A Nice(ish) Eigenvalue Problem
So I came across a problem when I was doing some EM that I want to share with you today.
Problem (BAUPC 1997)
Consider a region of space in which there is a magnetic field $\vec{B} = B \vec{\hat{z}}$. A particle of charge $q$ and mass $m$ is given an initial velocity $\vec{v}_0 = v_0 \vec{\hat{y}}$. Find the final position of the particle if it is also subject to a damping force $\vec{F} = - \alpha \vec{v}$.
My Solution
First off, a disclaimer: this won’t be the most elegant solution, but the most mathematically satisfying one. As always, there are multiple ways to do this problem. The most efficient way is to guess some sinusoidal motion with damping, and solving for the frequencies and coeffiecients.

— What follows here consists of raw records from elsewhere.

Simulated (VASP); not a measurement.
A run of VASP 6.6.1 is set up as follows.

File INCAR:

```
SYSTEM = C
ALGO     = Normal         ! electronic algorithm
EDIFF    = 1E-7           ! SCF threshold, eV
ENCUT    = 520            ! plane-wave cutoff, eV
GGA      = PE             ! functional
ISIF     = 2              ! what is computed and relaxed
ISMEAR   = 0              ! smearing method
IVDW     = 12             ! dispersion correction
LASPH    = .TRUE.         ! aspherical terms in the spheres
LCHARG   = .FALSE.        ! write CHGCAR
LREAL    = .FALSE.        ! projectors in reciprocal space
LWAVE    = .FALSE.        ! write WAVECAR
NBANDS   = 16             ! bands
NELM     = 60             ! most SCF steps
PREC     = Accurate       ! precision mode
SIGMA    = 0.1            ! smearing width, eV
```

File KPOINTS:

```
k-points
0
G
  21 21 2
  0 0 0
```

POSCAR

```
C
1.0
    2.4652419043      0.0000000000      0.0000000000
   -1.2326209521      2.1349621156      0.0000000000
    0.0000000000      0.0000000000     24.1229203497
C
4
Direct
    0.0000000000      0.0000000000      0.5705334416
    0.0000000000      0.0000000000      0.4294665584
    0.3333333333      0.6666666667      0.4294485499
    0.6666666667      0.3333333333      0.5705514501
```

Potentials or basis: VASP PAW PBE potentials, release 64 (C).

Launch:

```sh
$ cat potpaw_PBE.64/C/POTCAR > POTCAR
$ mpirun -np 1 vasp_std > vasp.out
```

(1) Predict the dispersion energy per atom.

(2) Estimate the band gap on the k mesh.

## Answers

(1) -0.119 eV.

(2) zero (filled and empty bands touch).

Let’s start by finding the magnetic force. Denote the velocity vector by $\vec{v} = v_x \vec{\hat{x}} + v_y \vec{\hat{y}} + v_z \vec{\hat{z}}$. Magnetic force is given by $\vec{F} = q \vec{v} \times \vec{B}$. Evaulating the cross products, or using the right hand rule, we can see that the force in the $\vec{\hat{z}}$-direction vanishes. Therefore, we only need to consider the x and y-directions in order to use Newton’s Second Law. We can’t use conservation of energy here because both the magnetic force is perpendicular to the velocity, resulting in 0 work being done by it. Moreover, both forces are nonconservative.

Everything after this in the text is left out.